Out of a lot of nonsense about cyber attacks by foreign governments there comes a good article dealing with the key issue… poor privacy practices by individuals
February 20, 2019 |
There has been no shortage of breathless and generally meaningless articles about the Government’s statement that political parties and the Australian Parliament have been the subject of state sponsored cyber attacks. The Government boffins have come out with statements both highlighting the risk and claiming everything is under control. It has given rise to ponderous commentary about attacks on democracy and then spins out to truly odd dystopian pieces as Peter Hartcher did with Farewell tech utopia: how governments are readying the web for war which swallows the twaddle about the internet being balkanised and ruined.
The reality is that cyber attacks by state players, mainly Russia, China and North Korea have been a regular occurrence for a decade. Then there are the plethora of non state hackers in India, the various Stans and Africa who sometimes are engaged by instruments of state to create mischief. It is a feature of life in the age of the internet.

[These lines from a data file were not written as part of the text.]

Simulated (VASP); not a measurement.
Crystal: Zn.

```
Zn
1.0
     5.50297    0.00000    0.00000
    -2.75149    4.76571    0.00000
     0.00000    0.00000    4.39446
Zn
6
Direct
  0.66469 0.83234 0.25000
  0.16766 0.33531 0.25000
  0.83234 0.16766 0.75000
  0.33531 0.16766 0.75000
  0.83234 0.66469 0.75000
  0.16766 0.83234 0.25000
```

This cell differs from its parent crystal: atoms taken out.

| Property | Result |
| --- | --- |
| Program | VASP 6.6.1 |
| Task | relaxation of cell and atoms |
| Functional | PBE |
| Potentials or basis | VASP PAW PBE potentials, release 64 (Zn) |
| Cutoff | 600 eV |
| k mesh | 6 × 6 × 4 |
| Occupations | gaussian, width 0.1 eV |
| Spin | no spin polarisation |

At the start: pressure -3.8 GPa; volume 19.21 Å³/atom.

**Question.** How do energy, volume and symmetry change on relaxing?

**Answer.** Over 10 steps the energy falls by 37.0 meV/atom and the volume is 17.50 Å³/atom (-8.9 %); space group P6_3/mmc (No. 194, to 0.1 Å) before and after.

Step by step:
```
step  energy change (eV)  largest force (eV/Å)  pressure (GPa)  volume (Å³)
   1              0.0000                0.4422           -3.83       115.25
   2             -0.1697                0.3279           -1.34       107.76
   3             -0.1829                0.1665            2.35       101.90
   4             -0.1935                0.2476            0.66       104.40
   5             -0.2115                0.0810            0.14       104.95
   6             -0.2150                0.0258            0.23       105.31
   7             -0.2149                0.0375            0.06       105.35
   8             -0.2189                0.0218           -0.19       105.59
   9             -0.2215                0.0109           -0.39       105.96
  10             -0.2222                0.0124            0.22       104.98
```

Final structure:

Rather than reading the Henny Penny the sky is falling reportage and the end of innocence blather the best article to get an understanding of what is going on and why is the ABC piece Cyber attacks by foreign governments, malicious companies and enterprising hackers are on the rise. And the biggest problem is you. It sets out in plain undramatic terms that most cyber attacks succeed because someone in an organisation or government agency is fooled by an email containing malware. And, as the article makes clear, that problem is one of poor data security practices within that body. In Australia the privacy practices of many organisations and agencies are poor. Sometimes they are just plain dreadful.
It provides:
Forget sequences from blockbuster films of gangs breaking into secure buildings, avoiding guards to attach a “tap” to a blinking server. Real hackers walk through the front door by sending you an email.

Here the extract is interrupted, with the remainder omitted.